Study shows that lack of data on black people makes it hard to increase diversity in judiciary

Despite various measures taken in recent years, including National Justice Council Resolution 203, there is still no evidence of an increase in black people’s presence in the judiciary.
16 May 2024
Study shows that lack of data on black people makes it hard to increase diversity in judiciary

On May 14, Fundação Getulio Vargas’ Sao Paulo Law School released the results of a study called “Delivering racial equity in the judiciary: An analysis of the implementation of National Justice Council Resolution 203 of 2015,” which examined the impact of measures taken to promote increased racial diversity in the Brazilian judiciary.

As the title indicates, the main document analyzed was National Justice Council Resolution 203 of 2015, which established a quota of 20% of vacancies for black people in civil service career recruitment contests. The study also looked at contests for labor, state and federal judges in order to understand how the resolution has been applied, in terms of the percentage of black people entering the judiciary.

One problem identified by researchers at the FGV Sao Paulo Law School’s Center for Justice and Constitutional Affairs and Center for Racial Justice and Law Studies is the high proportion of judges who have no data or information on the ethnic-racial profile of employees in labor, state and federal courts.

According to Luciana de Oliveira Ramos, one of the project’s coordinators, this information leads to the conclusion that it is hard for the National Justice Council to formulate a policy for monitoring candidates who apply through the quota system.

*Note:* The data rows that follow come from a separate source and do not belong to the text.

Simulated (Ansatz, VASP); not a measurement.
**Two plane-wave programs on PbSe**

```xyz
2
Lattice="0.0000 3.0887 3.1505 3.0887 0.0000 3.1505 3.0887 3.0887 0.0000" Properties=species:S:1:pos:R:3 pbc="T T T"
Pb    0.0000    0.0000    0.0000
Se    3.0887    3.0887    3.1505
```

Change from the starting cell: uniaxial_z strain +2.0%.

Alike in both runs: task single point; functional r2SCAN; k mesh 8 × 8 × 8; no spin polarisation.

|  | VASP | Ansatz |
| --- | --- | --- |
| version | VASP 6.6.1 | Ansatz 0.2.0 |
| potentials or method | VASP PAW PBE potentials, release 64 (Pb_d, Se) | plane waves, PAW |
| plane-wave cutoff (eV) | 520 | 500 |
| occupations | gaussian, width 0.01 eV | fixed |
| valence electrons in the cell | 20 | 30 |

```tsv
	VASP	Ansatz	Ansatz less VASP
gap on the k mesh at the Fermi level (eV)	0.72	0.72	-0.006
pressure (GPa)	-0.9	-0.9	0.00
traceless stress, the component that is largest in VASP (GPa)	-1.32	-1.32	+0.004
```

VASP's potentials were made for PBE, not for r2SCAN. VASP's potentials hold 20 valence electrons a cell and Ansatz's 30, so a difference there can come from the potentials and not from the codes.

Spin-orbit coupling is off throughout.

“This means that while there has been some progress in terms of black people’s presence in the judiciary since the resolution was enacted, the National Justice Council does not have direct access to personnel management systems, so it cannot track race-ethnicity and gender markers, in terms of recruitment, continued employment and promotions within the different career paths to be found in the Brazilian courts. This information is not available on the courts’ websites and the National Justice Council always has to make requests for information to each court. When such information is made available, it is done so in a non-integrated way,” the report states.

Another point analyzed was the availability of information on quotas in recruitment contest notices, from 2015 onward. It was found that information on applications under the quota criteria is either nonexistent or not very transparent.

“Access to information is fundamental to public oversight of the functioning of the state and public management. This study set out to verify public announcements, transparency and access to information made available actively and voluntarily by the institutions in question,” the report says.

The researchers also found that most of the information that is made available by the courts is at least moderately hard to access. As a result, they had to resort to extra data to carry out their analysis, such as information made available by companies hired to carry out recruitment contests and even firms that run exam preparation courses.

Another conclusion is that there is still not a great deal of awareness in the judiciary itself about racial equity and inequalities that exist in legal careers. Through interviews, it was possible to detect a lack of understanding of the importance of making efforts to combat racial inequality within the judiciary and to institutionalize affirmative action policies, such as through racial literacy training for judges and court employees.

In short, the study’s main conclusions are as follows:

1. Almost 10 years after National Justice Council Resolution 203 of 2015 came into force, there is still a lack of systematized data on the racial profile of judges. Most courts do not have this data, or it is not easily accessible;

2. The lack of data hampers the drafting of policies in this area and, above all, monitoring and evaluation work;

3. In addition, the difficulties involved in accessing data on candidates who pass the different stages of recruitment contests make it very hard to monitor the progress of black people in each stage;

4. The absence of specific lists for black people in some contests reveals a process of “de-racialization” of black people;

5. Analysis of interviews with judges revealed that few of them have observed any impact of National Justice Council Resolution 203 of 2015, especially with regard to an increase in the number of black or mixed-race judges. Some judges oppose the existence of quotas for black and mixed-race people, arguing that selection processes for the judiciary ought to be purely meritocratic. As for initiatives to combat racism and promote racial equity, it was found that none of the courts to which the interviewees belonged had any literacy initiatives or educational programs dealing with the resolution or racial equity in the judiciary.